That is not intended as a knock on interim Superintendent Shanita Wooten, whom we have been told is stepping up to the assignment. But there is nothing empowering about the term interim, or the fact that her gig could end as early as Tuesday when the board meets again, perhaps to hire a more permanent replacement. She is being asked to drive while not being given the steering wheel.

The lack of leadership on the school board, which remains stuck at 6-5, we hardly need to recall here. Its members continue to fully depress the accelerator even as the cliff gets near.

It was apparent again recently when board Chairman Peggy Wilkins-Chavis, an American Indian who represents Saddletree, decided to tab five white men from the Board of Education to serve as committee chairmen. Under the you-can’t-make-this-stuff-up category is the naming of Dwayne Smith as the chairman of the Policy Committee, the same board member who defended the board’s failed hiring of a superintendent in violation of school policy requiring the position be advertised by dismissively saying the board breaks policy “all the time.”

For those who would lecture us on how race doesn’t matter, close your eyes and consider if a minority board member had appointed only people of color as committee chairmen. Remember as well that these five chairmen not only are white and male, but they are Lumberton-centric, hardly representing all the corners of the most diverse and largest county in North Carolina.

We don’t care the color of the next superintendent, although it is clear that some board members, both with The Six and The Five, do. But our school board is plenty diverse, and the committee chairmen as a group should reflect that.

The good news is Wilkins-Chavis is up for re-election next year, so this might be her parting shot at Saddletree. Or she could just be that blissfully ignorant, and believes no one will notice her payback for those who supported her chairmanship. Charles Bullard must be miffed.

More importantly is what happens — or doesn’t — on Tuesday, when Allison Schafer, the North Carolina School Boards Association representative who is assisting with its search for a superintendent, is scheduled to meet the school board. We have been told that Schafer is trying to coax a retired superintendent to lead the system, perhaps for a year or until a second search might attract a new list of qualified candidates, but it’s unclear if she has had any luck.

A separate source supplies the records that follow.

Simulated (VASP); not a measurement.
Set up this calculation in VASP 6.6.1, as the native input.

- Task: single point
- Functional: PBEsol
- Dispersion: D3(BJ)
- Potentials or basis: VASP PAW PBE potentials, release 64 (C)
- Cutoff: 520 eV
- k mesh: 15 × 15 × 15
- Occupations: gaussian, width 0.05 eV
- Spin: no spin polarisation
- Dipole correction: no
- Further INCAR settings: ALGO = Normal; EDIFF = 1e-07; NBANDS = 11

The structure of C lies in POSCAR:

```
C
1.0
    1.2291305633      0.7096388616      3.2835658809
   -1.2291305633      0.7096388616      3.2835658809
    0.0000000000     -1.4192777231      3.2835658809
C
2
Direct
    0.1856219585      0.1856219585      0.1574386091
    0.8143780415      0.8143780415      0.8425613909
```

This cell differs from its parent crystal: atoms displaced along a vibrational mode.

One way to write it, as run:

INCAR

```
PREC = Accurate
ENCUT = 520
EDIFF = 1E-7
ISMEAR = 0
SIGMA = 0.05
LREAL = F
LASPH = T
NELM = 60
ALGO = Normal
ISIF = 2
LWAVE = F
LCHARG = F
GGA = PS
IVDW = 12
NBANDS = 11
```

If a retired superintendent wants to hang around with children, why not pick grandchildren and the beach over some of our childish school board members and a board room?

It was 208 days ago that The Six on the school board decided to fire Tommy Lowry, which was certainly within their power to do. But a good idea when taking such a step, especially when the school system was trying to regain its footing following Hurricane Matthew, is to know the next step, and the aborted attempt to hire a Virginia educator who had been knighted privately by someone with an ax to grind, was hastily and clumsily done and never had a chance of sticking.

Those Six then proceeded to sabotage the potential hiring of an extraordinary qualified superintendent for the system, apparently because he wasn’t a white male.

This entire fiasco remains on Wilkins-Chavis, Dwayne Smith, Brian Freeman, Randy Lawson, Steve Martin and Bullard. So far they have shown themselves far more adept at making a mess than cleaning one up.